Through her Southeast Portland business, she uses an antique planer to prepare the wood for windows that likely come from a home listed on the National Register. The detached garage of her Sellwood home serves as the shop for Oculus; curls of cedar shavings blanket the workbench and floor. McAuley is repairing windows built by Oregon’s pioneers, many of them framed in when the land was still a territory.
The houses include the A.T. Smith home in Forest Grove, an 1856 Greek Revival; the Delaney-Edwards home, a vernacular farmhouse built in 1845 in Turner; and the Stauffer-Will home in Aurora, an 1867 farmhouse of clapboard and hand-hewn logs.
“Older structures have a sense of history and character,” she said. “Historic windows draw me in … to peel back the layers to get to the original work.”
In addition to the historic houses, she also restores windows for older homes throughout the Portland metro area and is working on a 1926 Gothic Revival style home in Alameda. Like many small business owners, however, the business of running the business was running her ragged.
The Portland Community College Small Business Development Center helped refine and nurture her fascination for older structures. In February of 2006, she contacted the SBDC and soon thereafter enrolled in the one-year Small Business Management Program to “get ahead of the paperwork and better organize Oculus,” she said. “I didn’t know if I was making a profit or not. I had no business plan.”
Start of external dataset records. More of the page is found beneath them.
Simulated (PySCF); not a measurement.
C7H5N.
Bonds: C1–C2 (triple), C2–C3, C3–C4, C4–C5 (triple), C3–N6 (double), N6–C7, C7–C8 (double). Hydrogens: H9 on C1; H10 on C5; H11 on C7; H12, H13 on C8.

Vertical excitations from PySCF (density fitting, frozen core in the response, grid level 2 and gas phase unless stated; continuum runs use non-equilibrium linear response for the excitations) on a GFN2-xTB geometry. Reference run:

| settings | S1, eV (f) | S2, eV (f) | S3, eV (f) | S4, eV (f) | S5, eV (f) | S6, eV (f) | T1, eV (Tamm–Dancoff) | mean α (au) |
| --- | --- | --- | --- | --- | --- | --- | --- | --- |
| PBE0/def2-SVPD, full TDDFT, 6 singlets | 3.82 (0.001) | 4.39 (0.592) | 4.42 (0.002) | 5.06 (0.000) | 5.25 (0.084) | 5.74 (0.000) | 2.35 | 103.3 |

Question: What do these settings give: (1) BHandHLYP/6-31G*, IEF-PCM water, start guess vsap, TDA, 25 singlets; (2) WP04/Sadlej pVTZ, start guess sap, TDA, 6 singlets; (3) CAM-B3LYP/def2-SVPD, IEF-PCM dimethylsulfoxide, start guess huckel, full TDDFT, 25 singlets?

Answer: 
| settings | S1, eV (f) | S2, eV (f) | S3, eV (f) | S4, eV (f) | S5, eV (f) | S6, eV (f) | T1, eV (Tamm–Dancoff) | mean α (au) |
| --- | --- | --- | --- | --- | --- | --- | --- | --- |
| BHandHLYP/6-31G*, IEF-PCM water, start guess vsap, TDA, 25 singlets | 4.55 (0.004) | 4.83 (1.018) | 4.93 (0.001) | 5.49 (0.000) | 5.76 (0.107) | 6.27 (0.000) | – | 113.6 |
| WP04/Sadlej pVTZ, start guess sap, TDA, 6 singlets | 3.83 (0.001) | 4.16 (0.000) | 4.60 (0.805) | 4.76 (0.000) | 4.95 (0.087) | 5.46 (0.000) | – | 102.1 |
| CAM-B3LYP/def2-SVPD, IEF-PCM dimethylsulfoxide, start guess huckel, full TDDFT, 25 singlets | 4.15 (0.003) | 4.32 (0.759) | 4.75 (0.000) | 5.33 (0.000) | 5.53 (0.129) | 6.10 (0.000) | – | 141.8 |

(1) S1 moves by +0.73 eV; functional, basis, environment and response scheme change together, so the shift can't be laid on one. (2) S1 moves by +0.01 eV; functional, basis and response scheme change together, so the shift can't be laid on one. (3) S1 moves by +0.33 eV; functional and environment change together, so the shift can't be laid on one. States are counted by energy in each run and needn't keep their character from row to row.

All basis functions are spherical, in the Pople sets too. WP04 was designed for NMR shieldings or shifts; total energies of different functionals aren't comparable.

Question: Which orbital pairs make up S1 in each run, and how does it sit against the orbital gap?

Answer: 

One piece of paperwork, she discovered, needed spotlighting. McAuley had developed a unique document to assess the condition of antique windows and estimate the costs of restoration. The detailed form, which includes photographs and drawings, serves as a road map for repair and is an architectural resource to help in fundraising for historic renovation. Many of the homes she’s worked on are owned by nonprofit historic preservation organizations.
SBDC counselor and instructor Jacqueline Babicky-Peterson encouraged her to copyright the assessment document, and to charge clients for its preparation. Babicky-Peterson also steered her to a patent attorney and online information about copyrighting.
McAuley has country roots, growing up on a farm in Eastern Oregon. She graduated from the University of Oregon in 1993 with a degree in fine art and moved to Portland the following year. Trying to make it in the city, she stumbled upon a job restoring historic windows in St. Johns in 1996. The contractor hired five women and said he’d bring one carpenter on full time at the end of the project. She got the job. Five years went by and in 2001, she went out on her own, founding Oculus, which means circular opening.
The SBDC has encouraged her to take her fine-carpentry skills and passion for the craft “narrow and deep,” said Babicky-Peterson. “Creating a narrow focus for her business like McAuley has done, positions her as the expert in her field. As the expert, she is in greater demand and can charge more money for her work. Everyone wins.”
For more information on window restoration, McAuley recommends “Saving America’s Windows” by John Leek, which will be published this spring. One of the featured homes in Leek’s book, and McAuley’s next window project, is the McCarver House, a kit home that traveled around the tip of South America in 1850 and then was pulled up the bluff to the Mount Pleasant area of Oregon City.